I was worried it would be weird, but I guess by this point in the system the students are used to having lots of people sticking their noses into their personal lives.  None of them seemed to have a problem with my presence, and one of them was even a former student of mine who actually missed coming to Academy ("it's boring at home").  Be still my heart.

We took one kid out for lunch at a delicious Mexican restaurant, which was good for my stomach but not my wallet; between food and gas, I've been in the red for a few weeks now.  Mike told him to eat some of the green salsa, and for some reason he did.  "Te pica dos veces," Mike said.

The last meeting was my favorite, because both the student and his mother seemed to love having us there.  I could have stayed and chatted with them forever, but soon we were off.

I was going to call Mike to ride along again this week, since the Academy was going to close for a couple weeks during training for the new volunteers.  It's staying open, though, to finish out a couple of kids.  But I might call him anyway.

Success and failure

On Friday, one of our students was expressing some frustrations with family issues during our drive home.  Stacy and I let him vent and talked with him a while, offering him some options for dealing with the situation.  All told, it was probably the best I've felt all summer about my job - I really felt we were getting through and helping this kid with an issue.

His mom called and told us not to bother picking him up yesterday.  He's in deep trouble and on the run.  Sometimes you can't help feeling your effort was wasted... at least in terms of AIM's stated mission, which is to prevent recidivism.

Meetings, research, and more top-secret stuff

Today I met with Tedd Grain, an IUPUI graduate research assistant who knows everything there is to know about the nonprofit industry.  I can't really discuss what the meeting was about, unfortunately.
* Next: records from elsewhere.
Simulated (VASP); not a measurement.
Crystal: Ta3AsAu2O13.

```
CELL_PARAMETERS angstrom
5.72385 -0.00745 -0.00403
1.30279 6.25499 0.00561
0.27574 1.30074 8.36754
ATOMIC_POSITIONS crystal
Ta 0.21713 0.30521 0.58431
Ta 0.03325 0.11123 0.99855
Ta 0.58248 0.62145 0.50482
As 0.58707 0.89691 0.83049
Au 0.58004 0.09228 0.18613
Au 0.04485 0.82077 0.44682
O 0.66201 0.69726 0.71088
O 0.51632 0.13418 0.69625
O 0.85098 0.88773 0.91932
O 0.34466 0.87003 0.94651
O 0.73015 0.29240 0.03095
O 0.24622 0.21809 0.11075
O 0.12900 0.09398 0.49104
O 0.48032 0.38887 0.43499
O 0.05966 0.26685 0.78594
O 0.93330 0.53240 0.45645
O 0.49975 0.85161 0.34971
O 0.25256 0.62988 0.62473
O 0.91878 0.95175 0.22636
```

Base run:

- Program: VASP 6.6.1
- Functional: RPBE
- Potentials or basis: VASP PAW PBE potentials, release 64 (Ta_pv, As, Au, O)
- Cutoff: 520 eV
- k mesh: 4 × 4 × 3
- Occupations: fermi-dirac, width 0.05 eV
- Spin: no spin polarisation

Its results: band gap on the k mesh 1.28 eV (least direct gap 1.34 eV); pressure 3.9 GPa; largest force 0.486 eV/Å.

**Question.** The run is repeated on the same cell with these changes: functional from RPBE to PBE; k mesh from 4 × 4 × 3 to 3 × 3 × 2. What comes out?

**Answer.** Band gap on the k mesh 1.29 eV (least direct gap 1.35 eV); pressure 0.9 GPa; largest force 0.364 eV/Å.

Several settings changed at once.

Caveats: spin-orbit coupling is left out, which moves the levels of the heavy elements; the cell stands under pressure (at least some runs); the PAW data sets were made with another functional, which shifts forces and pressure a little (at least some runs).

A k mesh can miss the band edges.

The meeting was scheduled for 12:00, and I was to meet see the secretary on the fourth floor of the SPEA (School for Public and Environmental Affairs) building in room 4032T.  I got there ten minutes early, but that and more was eaten up by the fact that it took twenty minutes to find a place to park.  Ultimately I stashed my car in a loading zone, flashers on, hoping nobody would notice that it was there longer than twenty minutes and no one was loading anything.

I found the fourth floor of SPEA without too much trouble, but was a bit frustrated by my search for 4032T.  You see, while one side of the hallway stretches from 4026 to 4060 or so, the other side is just 4032A, 4032B, and so forth.  That is not how it's supposed to work.

Anyway, I caught Tedd on his way out to lunch and was able to join him and a couple of other grad students in some good conversation (and the remains of a delicious sub), marking what was probably the least work I've ever done on the clock.  He was able to point me in the right direction (he told me the phrase I needed to know to do research, basically), and then took me back to his office and gave me a massive binder, with a tab on the exact subject I needed to learn about.  Jackpot!

After that I called up Stacy to see if she needed me to join her at academy, but she said it wouldn't be necessary.  She's trying to help one of our students get his state ID (something the mentors would usually do, I think) and told me she'd just see me tomorrow.  So I'm back at the house to do some research, and I decided that I'll take breaks here and there to catch up on some of the blogging I haven't been doing enough of.  Look out for those posts throughout the afternoon.

(As if enough people read this frequently enough for that kind of comment to be helpful.)

Wednesday, August 13, 2008

More high stress

The students really didn't want to focus on Monday. They were distracted, disruptive, and at some times downright defiant. Then we took them to a career fair that was going on at the IUPUI campus, and they disappeared... I'm pretty sure they didn't spend one second actually looking at the booths. They wandered around campus doing who knows what until 4:00, which was half an hour after we wanted to leave.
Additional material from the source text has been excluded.